Monday, March 21, 2011

What A Short Strange Trip It's Been

This is not an edited post. It's not even thought out, at all. I will be vomiting thoughts, thoughts that I may deny before posting, thoughts that I may only half believe. But I've digested for long enough that I thought it might be nice– even just for my own mental health– to purge.

A lot has changed in the relatively short time since my last post about The Utah Jazz.

Back then, we had Hall of Famer Jerry Sloan and All-Star Deron Williams. Now we have Ty Corbin, Devin Harris, rookie Derrick Favors, and some off-year first round draft picks. Even after that notorious Bulls game, I was sticking with D-Will. I was loyal. Hearing later, from a very inside source (like, IN the locker room inside source), that Sloan leaving was "100% Williams" couldn't completely sour me on the guy. Even now, watching him dig in with the Nets (and improve his hair situation!) makes me pretty sad. But I guess he had to go. He wasn't staying.

Now what?

Injuries. Mehmet Okur played, what, a fittingly lucky 13 games for the Jazz this year and was finally relegated to Out For The Season status last week. Memo is no MVP, but he changes the lane and the opposing defense quite a bit. And this might seem way out in left field for those of you who think he's a slow white bomber, but I think he's an underrated, gutsy defender. There, I said it. He's no Bill Russell, but he's no matador either (ahem, Boozer...Amare...). And Memo is just one of many recurring, cursed injuries. Every team has them, but this year has seemed especially injurious to me.

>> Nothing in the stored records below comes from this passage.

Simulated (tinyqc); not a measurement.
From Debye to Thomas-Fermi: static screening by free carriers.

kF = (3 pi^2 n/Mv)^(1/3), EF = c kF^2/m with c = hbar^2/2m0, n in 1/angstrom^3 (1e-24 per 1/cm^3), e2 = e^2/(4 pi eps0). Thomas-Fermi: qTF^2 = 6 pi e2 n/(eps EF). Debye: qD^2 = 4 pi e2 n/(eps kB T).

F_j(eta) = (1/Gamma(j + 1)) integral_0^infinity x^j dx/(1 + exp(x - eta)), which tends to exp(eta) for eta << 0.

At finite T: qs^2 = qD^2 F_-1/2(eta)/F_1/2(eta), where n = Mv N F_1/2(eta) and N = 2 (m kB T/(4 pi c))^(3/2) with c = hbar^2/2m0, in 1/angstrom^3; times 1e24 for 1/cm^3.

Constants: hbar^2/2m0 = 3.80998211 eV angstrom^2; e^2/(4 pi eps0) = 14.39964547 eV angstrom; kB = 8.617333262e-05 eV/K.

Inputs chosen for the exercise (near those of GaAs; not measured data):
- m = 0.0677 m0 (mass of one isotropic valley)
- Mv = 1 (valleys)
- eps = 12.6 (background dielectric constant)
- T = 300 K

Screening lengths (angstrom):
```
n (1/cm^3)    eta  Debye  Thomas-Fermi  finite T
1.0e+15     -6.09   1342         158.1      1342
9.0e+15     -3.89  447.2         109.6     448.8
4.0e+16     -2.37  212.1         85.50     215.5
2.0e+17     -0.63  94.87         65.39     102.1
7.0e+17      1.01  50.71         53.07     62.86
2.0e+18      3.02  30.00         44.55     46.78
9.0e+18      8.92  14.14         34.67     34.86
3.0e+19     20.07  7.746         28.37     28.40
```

Corbin. Give the guy some time. I don't love what's happening, but I don't know that it's his fault. I know there were some players who said that Corbin had plays that Sloan wasn't incorporating into the game plan, but it's hard for me to think that Sloan wouldn't have won more games with this lineup. That's the curse of following up a hard-working, blue collar, tenacious legend, Ty. Get used to it. Jazz fans will give you time and support, but the Statues are always there.

Sloan. There is absolutely nothing I can say about Jerry Sloan here. He coached the team for most of my life, ever since I cared about basketball. When kids were calling for his head and wanting "new basketball" to start in Utah, I defended him and called them idiots (still do). The guy deserved better. He is one of four people in the history of the Jazz that stand above the rest– two of the others are legendary players and the fourth is an owner who kept the Jazz in Utah. I'm rambling a lot for a guy who has nothing to say, but still, there's nothing I can say about Sloan that his history of old school grit and toughness and heart don't already show you.

The New Jazz. This is a new era, no doubt about it. We are rebuilding. The Nuggets left their trade with new life and playoff hopes. We left ours with a ton of question marks. But, while the trade made me mad (i have since come to peace with it) and I'll never really think that Sloan left like he should've and the initial games were hard to watch just from an emotional standpoint, I am still a Jazz fan. I love watching this team, even with the hard losses. I enjoy this team much like the early AK-47 years– getting to see rooks like Hayward, Favors, and even Jeremy Evans start to get the pro game, getting to see a PG like Harris start to find footing with this team and this crowd, still loving the heart that guys like Milsap show, the mutant martian that AK is, and the beast (and leader) that Al Jefferson has become. These storylines, yes, have to temporarily take the place of winning. Winning just isn't happening right now. But what is sportsfandom if you're only EVER winning? Then you're a Lakers fan. And we all know how douchey and bandwagony that is. Though, you do save a lot of time only having to watch 2 quarters of basketball per game.